The DF-DC relationship for atmospheric ozone is more complex than for other trace gases because of its marked vertical variations in absorption and concentration. Changes in ozone can cause greenhouse forcing by influencing both solar and infrared radiation (section 1.2.4). The net change in radiative forcing is strongly dependent on the vertical distribution of ozone concentration changes, and is particularly sensitive to variations around the tropopause.

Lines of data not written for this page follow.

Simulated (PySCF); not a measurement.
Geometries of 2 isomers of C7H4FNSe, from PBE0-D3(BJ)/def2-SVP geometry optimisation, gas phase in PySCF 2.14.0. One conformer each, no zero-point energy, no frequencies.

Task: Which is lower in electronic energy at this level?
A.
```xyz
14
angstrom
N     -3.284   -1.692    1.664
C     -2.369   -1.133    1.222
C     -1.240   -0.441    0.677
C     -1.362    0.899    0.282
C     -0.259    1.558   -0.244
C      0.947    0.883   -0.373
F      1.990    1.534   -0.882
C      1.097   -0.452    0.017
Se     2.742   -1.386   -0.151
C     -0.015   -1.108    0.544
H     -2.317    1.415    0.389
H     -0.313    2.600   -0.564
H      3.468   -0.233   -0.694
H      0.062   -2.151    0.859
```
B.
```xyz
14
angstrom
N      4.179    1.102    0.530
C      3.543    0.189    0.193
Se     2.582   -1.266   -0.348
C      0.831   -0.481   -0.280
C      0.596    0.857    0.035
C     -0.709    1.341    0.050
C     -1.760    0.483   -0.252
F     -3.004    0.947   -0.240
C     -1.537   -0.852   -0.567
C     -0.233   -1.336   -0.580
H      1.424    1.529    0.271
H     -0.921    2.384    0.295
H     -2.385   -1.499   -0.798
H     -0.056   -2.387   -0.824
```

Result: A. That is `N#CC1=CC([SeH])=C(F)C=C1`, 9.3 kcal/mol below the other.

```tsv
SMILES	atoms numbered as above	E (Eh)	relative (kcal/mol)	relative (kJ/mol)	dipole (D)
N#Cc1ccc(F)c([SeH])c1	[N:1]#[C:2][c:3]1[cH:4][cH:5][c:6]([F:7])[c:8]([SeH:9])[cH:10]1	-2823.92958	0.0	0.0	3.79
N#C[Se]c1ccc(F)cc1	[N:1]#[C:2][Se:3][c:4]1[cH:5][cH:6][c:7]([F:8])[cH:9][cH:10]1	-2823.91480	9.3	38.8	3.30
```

Decreases in stratospheric ozone, principally over the Antarctic at altitudes between about 14 and 24km, have been occurring since the 1970s due to the anthropogenic release of CFCs and halons. These changes in ozone substantially perturb both solar and long-wave radiation (WMO, 1991). While the solar effects due to ozone loss are determined by the total column ozone amounts, the long-wave effects are determined both by the amount and its vertical location (Lacis et al., 1990). In general, stratospheric ozone loss will tend to increase the solar forcing, resulting in surface-troposphere warming, whilst decreasing greenhouse forcing, with consequent surface-troposphere cooling (Isaksen et al., 1992; WMO, 1991). Most models unambiguously demonstrate that changes in greenhouse forcing are dominant (Wang et al., 1993; Schwarzkopf & Ramaswamy, 1993). Hansen et al. (1993) compute a global mean forcing of -0.2 ±0.1Wm-2 between 1970 and 1990. Such a value represents a significant offset to the positive greenhouse forcing from changes in halocarbons over the same period, estimated at 0.22Wm-2 (Shine et al., 1990).

The build up of tropospheric ozone due to chemical reactions involving precursors produced in various industrial processes (section 6.4.5) has potentially important consequences for radiative forcing. Hauglustine et al. (1994) used a 2-D radiative-convective model to estimate that changes in tropospheric ozone since pre-industrial times have contributed a global mean forcing of 0.55Wm-2. This agrees well with other studies, both modelling (WMO, 1994) and observational (Marenco et al., 1994). Nevertheless, the increases in tropospheric ozone will be highly regional and so will the positive greenhouse forcing associated with them.